SP have never been a poomsae club. There is no emphasis on it other than before grading and competition. Last time there are quite a few coaches, but now? this kind of situation? trust me, its only gonna get worse. Hope sir gets to bring joyce down from ntc.. That 1, 1 person may be enough, me? sorry i cant.

What i can do, is to pass on as much things as possible. I dunno what to expect for the competition, but for them not being able to achieve what they desire, that would be my failure.  I dont blame on the expectation on me, i dont blame it on any other pple. if they had trust in me, Im ought to give them what they wants.
11:43 pm
Monday, May 20, 2013

HTHT today..

Good job on getting something out of my heart after 4 month to the 1st person. now got some1 to talk to regarding that already..
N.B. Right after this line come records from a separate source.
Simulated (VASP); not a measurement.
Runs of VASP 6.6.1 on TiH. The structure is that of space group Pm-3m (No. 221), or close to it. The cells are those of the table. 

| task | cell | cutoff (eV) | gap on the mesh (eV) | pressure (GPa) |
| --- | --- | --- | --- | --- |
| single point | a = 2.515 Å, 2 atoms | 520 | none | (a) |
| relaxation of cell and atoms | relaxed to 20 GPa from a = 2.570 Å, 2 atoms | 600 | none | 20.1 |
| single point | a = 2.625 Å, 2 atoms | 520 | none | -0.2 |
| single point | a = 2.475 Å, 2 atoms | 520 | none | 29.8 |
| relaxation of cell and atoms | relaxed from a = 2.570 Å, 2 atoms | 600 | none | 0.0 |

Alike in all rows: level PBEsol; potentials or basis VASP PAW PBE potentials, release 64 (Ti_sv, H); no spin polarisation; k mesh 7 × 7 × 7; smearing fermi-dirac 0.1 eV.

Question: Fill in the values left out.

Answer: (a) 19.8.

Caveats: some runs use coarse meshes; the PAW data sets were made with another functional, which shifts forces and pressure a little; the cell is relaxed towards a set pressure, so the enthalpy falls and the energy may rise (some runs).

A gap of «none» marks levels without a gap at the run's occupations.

Today, i realised more things about me.
1. Im a very principle based person.
2. I like to please everyone.

the second actually i knew very long ago already, but it was just brought to me again. and thinking back, the setting is now different.. Last time, i still can afford to do it, but now, given the position i am in, and given the things that i do, i can no longer keep up with it. During BMT some pple said that i like to wayang. Maybe that is the reason. I try to get onto good terms with everyone, for a simple reason that i will never know when i need help from some of them. The network definitely will open me up to more options in the future. But now, times have changed, so should I. Have to choose which side is more important, and beneficial  for whatever i am tasked to do. Its difficult to know know if i am doing it for myself or for others.

Today, i realised that i have set so many limitations and principles to myself and the way i should do things, and its limiting my opportunities. A struggle between people around me, self conscious, and benefits for myself. I want the best for myself, but most of the time, i rank myself last, behind all others. laying out all the freebies on the table up for people to grab, but i will quietly stand at the back and wait for everyone else to finish up. to fight for what i want is one thing, but to let others suffer because of my selfishness is another. maybe i really should remove some of my principles but i am afraid that it will affect my own quality of life too. Nothing can be perfect, and of coz, not all principles will be matched all at once. Some have to be forsaken, but there are ones that i cant let go. A huge fight is breaking out. Much more easier said than done.

11:27 pm
Thursday, May 16, 2013

I cant post on a schedule of everyday.. its just too boring.. shall go back to blog when i wants to bah.. twitter is a blog with limited words.. more extensive things shall come onto the blog. =)
1:22 am


This was an interesting question posted to me.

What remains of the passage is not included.